Since the beginning of the Syrian conflict in 2011, INTERSOS has been active in the Middle East, providing humanitarian assistance to Syrian refugees, internally displaced persons (IDPs), returnees, and host communities in Yemen, Iraq, Lebanon, and Jordan.

In Syria, INTERSOS has been operating since 2019 across five governorates, including Aleppo, Hama, Homs, Idlib, and Rural Damascus, and strengthening its humanitarian intervention in the governorates of Hama, Idlib, and Rural Damascus. Moreover, INTERSOS sectors of intervention in Syria are Protection, Health, Livelihood, and Education.

**ABOUT THE MISSION**

At the moment of implementation of the project Syria continued to face a deepening humanitarian crisis following more than fourteen years of conflict, further aggravated by escalations in late 2024. By the end of November 2024, over 800,000 people were newly displaced, many of whom are long-term internally displaced persons (IDPs who have experienced multiple displacement cycles. Repeated displacement, combined with widespread infrastructure destruction, economic collapse, and limited access to basic services, has significantly eroded household coping capacities and increased reliance on harmful coping mechanisms. According to the multi-sectoral assessments supporting this project, rising costs, fuel shortages, lack of income opportunities, and constrained access to electricity, water, and essential services are key drivers of vulnerability across affected communities.

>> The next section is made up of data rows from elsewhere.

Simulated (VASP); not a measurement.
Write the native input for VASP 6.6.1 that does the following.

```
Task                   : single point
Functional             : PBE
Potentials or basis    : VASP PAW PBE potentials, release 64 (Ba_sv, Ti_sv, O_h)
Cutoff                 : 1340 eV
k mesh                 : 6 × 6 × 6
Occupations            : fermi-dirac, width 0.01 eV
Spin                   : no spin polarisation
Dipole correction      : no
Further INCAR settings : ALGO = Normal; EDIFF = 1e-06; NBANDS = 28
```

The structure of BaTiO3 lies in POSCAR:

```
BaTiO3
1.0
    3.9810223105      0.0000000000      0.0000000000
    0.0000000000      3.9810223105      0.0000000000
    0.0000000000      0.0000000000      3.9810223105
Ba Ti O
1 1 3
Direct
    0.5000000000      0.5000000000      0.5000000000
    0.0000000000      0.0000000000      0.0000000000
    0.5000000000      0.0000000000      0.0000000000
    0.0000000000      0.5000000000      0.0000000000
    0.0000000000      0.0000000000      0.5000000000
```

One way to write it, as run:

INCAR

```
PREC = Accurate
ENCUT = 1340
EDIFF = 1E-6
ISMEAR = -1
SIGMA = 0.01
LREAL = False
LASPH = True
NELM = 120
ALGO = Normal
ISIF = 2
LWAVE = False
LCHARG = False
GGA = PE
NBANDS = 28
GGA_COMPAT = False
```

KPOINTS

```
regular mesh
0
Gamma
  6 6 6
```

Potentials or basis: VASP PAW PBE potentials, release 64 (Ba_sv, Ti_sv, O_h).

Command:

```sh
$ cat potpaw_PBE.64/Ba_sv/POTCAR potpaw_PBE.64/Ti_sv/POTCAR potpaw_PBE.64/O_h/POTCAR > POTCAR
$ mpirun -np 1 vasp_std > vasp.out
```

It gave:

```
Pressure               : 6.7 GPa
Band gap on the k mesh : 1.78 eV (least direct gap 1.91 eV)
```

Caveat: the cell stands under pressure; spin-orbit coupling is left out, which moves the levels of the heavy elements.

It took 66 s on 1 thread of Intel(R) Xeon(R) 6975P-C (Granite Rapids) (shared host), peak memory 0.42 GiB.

Protection risks remain pervasive across all targeted locations. Children face heightened exposure to child labour, neglect, abuse, and exploitation, while lack or loss of civil documentation continues to limit access to services, including education, and exacerbates risks of school dropout and GBV. Gender-based violence—particularly intimate partner violence, early and forced marriage, and sexual abuse—remains a critical concern, alongside significant unmet needs for mental health and psychosocial support (MHPSS). UXO contamination affects all target areas, with particularly high risks reported in several sub-districts, further constraining safe movement and access to services.

In Northwest Syria, political developments and ongoing insecurity since December 2024 have triggered new population movements and intensified socio-economic stress. Assessments in Aleppo, Idleb, and Hama highlight increasing difficulties in meeting basic needs, driven by fuel shortages, volatile food and NFI prices, and limited cash availability. Water supply systems remain damaged or underfunded, forcing many households to rely on costly water trucking. Sanitation and solid waste management systems are largely dysfunctional, contributing to environmental degradation and public health risks. Shelter needs are substantial, particularly in former frontline areas, where housing damage and lack of available accommodation force displaced households to remain in tents or unsafe structures.

In Northeast Syria, renewed hostilities and the MOC offensive led to the displacement of approximately 45,000 people into emergency collective centres (ECCs) by mid-December. As of April 2025, ECCs remain overcrowded, with limited movement intentions and continued reliance on life-saving assistance. WaSH and shelter conditions in ECCs and informal settlements are critically inadequate, with widespread lack of sanitation facilities, solid waste management, and basic shelter components. Damage to major water and energy infrastructure—including pumping stations and dams—has disrupted access to water and electricity for hundreds of thousands of people. Environmental risks linked to water scarcity, degraded infrastructure, and poor waste management further compound vulnerabilities, underscoring the urgent need for integrated WaSH, shelter, and protection interventions.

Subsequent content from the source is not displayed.